This fast-moving loop between fear, thought, pain and survival is why you feel self-conscious at the beach in a bathing suit, and hesitate to tell the truth about your life. It’s the main reason that you feel nervous around people who look “off” or different. It’s the epicenter of the shame hurricane since shame is a sure way to stop you from risking your life with full self-expression. (remember, your brain does not know the difference between stepping off a cliff and taking a bold step towards your dreams.)

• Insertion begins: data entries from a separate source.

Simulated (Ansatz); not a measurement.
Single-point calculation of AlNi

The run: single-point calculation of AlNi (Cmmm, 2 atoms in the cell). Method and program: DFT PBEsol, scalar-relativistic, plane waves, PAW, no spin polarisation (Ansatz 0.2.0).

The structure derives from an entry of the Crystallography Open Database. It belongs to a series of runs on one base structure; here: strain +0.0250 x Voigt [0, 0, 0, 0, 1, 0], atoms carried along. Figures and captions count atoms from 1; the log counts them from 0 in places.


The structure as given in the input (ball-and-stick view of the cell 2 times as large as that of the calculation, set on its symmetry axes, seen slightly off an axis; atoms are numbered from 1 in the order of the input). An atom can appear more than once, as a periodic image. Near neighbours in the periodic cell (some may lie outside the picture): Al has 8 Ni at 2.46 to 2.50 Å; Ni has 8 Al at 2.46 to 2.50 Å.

When you practice daily, sitting meditation, the connection between your fear center, your pain center and your thinking center breaks down so that gossip, pain, a new financial challenge, or your dreams don’t automatically trigger your fear and survival center. At the same time, the centers of logic and empathy, your prefrontal cortex and your hippocampus, become connected with new neurochemical pathways, resulting in a healthy self and other awareness and understanding, rather than a frozen crazy story about you or them from the ancient past. (The file drawers containing every mistake you ever made and every bad thing that can happen, can be closed and only opened when you need them.)
Steady practice changes your brain and makes you less likely to be afraid or repulsed by people that are totally different from you and more likely to engage in thought about WHY they act the way they do and the ways in which they are similar to you. This is why I am saying that meditation actually is the path to world peace.
Over time, you can let strong feelings like anxiety come and go and you can handle pain better, since that neurochemical pathway is changed as well. (In brain scans, the pain center in the brain is MUCH smaller in people who regularly practice meditation and, unlike drugs, meditation actually decouples your pain center from your self-awareness center, allowing you to detach from your pain ) Some studies have found that meditation is more effective than morphine at decreasing the sensation of pain.
Meditators feel the same feelings- sometimes even more intensely as a result of their enhanced self-awareness, but they aren’t bothered by them at the same level. Meditators who meditate for years actually experience a positive permanent change in their brain; over time their prefrontal cortex shrinks back down to normal but they still experience enhanced self-esteem, calmness and empathy. They can choose the amount of attention they want to give to their thoughts at any time. This predictable result of daily meditation practice is a life-enhancing skill that literally changes the game for a human being.
Of course, there is more to healing our world and us than just regular meditation, but I think it’s a good FIRST step, rather than an add-on after being so stressed we have no choice. Walking around with a fear-thought pain-thought-survival loop in our brains makes it much harder to understand each other; Many experts estimate that we spend more than half of our waking lives worrying and thinking about stuff that doesn’t matter rather than being present.
Meditation practice actually changes this ratio-not through some unattainable spiritual path ( although as you know I am a BIG fan of faith and prayer – which also has a massive positive impact on your brain) but through SCIENCE.
The Buddha, Jesus, God and all the other spiritual giants were exactly right- you can transform your life with the steady practice of silent and guided meditations. (I just finished a religion research project and pretty much everybody says to meditate regularly, but most faithful people skip this step.)
I find it helpful to think of it this way – my brain needs meditation like my body needs water,– that’s how critical this practice is to optimal brain health and function.
It’s not always easy to start, but once a couple weeks pass, the positive changes help keep the practice going; it only takes a few days for positive results to start.
There are several apps and groups that support meditation practice. A big side benefit of practicing is meeting other practitioners-people who are investing time and effort in the pursuit of serenity and mindfulness.
When we sing together, our hearts start to beat in unison. We really are connected and my favorite monk was right when he said
“You can help with world peace by achieving inner peace-you are too small to do anything about the whole world, but with practice you can change your whole world and then their whole world.”- Venerable Bhante Sujatha
I like to think of practice as a way to thaw out, untie and let go of the frozen knot in my part of the human connection rope; As I unwrap myself from nonstop thinking and fear based reactions, I can be here, with you, with less barrier between us.
Good luck on your personal journey from here to there. I hope you can feel my love, support and gratitude for every effort made toward inner peace as I believe this is the only path to outer peace.
(well, that and outlaw profits on drugs and war weapons-sorry I had to say it!)